Regardless of whether the private sector path should be treated as a norm to follow or not, since most public sector employees have negative marginal productivity it's hard to see how they should be getting steady increases.

#3,

Painful when the facts turn out not to support one's preconceived notions, I suppose. But I see Caplan's not giving up.

10^570 possible sentences for speech recognition? That means we only need 4.7 more Googles and we'll be there!

Productivity growth has been over 2.7% a year for a decade. http://www.bls.gov/lpc/prodybar.htm A more important question than the difference between public sector and privates sector wages, is why wages for everyone has not growing faster.

nelsonal,
I should have said "average wages of both sectors", not "everyones", I was not making a comment about income distribution. The mis-match between productivity growth and wage growth in the economy indicates there are some workers that are not being paid their marginal product. Whether it is high end workers or unskilled ones doesn't matter when you are dealing with averages.

Manufacturing accounts for 12% of our GDP, so what happen in manufacturing productivity is not what determines the productivity growth rate.

For anyone who wants more on speech recognition, there was a good discussion of this article (#6) on HackerNews yesterday http://news.ycombinator.com/item?id=1313679

The OC Register piece includes "Liquidity is going to happen in a family business..": can anyone tell me what that might mean?

Including wages and benefits skews the results toward the public sector since it has fewer part time and no benefit jobs than the private sector. Since many states have had pay cuts or no increases over the past two years, most of the growth is probably the increased cost of benefits. In addition, even though the graph starts both lines at the same point, average wages for state and local (not federal), employees is still lower than the private sector.

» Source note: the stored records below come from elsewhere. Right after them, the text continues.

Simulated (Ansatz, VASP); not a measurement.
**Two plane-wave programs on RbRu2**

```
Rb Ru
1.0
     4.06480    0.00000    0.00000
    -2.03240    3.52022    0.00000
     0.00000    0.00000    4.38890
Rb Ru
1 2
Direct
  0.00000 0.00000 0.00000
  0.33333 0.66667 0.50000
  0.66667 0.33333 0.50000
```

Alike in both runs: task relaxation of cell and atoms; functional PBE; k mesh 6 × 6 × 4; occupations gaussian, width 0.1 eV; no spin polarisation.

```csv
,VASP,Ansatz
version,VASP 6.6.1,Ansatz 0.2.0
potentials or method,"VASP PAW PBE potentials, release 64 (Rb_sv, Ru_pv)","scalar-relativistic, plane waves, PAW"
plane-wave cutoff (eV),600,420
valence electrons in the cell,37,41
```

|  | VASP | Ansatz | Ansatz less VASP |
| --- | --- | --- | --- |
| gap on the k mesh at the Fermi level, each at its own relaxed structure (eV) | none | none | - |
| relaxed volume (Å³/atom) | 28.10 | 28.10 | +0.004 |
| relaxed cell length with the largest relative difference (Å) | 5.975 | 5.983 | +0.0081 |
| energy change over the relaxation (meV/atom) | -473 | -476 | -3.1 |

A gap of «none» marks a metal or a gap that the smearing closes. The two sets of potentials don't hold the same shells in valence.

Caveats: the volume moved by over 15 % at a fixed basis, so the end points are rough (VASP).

My friend Rich Fritszon tells me that no one who really understands the problem of speech recognition ever expected human-level performance from the current techniques, which were quite a remarkable breakthrough in the early 19080s. I agree with him. He also tells me that Google has pushed the art beyond what Fortner discusses. Here's my own reflections on the subject:

http://new-savanna.blogspot.com/2010/05/speech-recognition-with-theological.html

FWIW, Rich and I were both trained by David Hays, a pioneering researcher in machine translation and the man who coined the term "computational linguistics."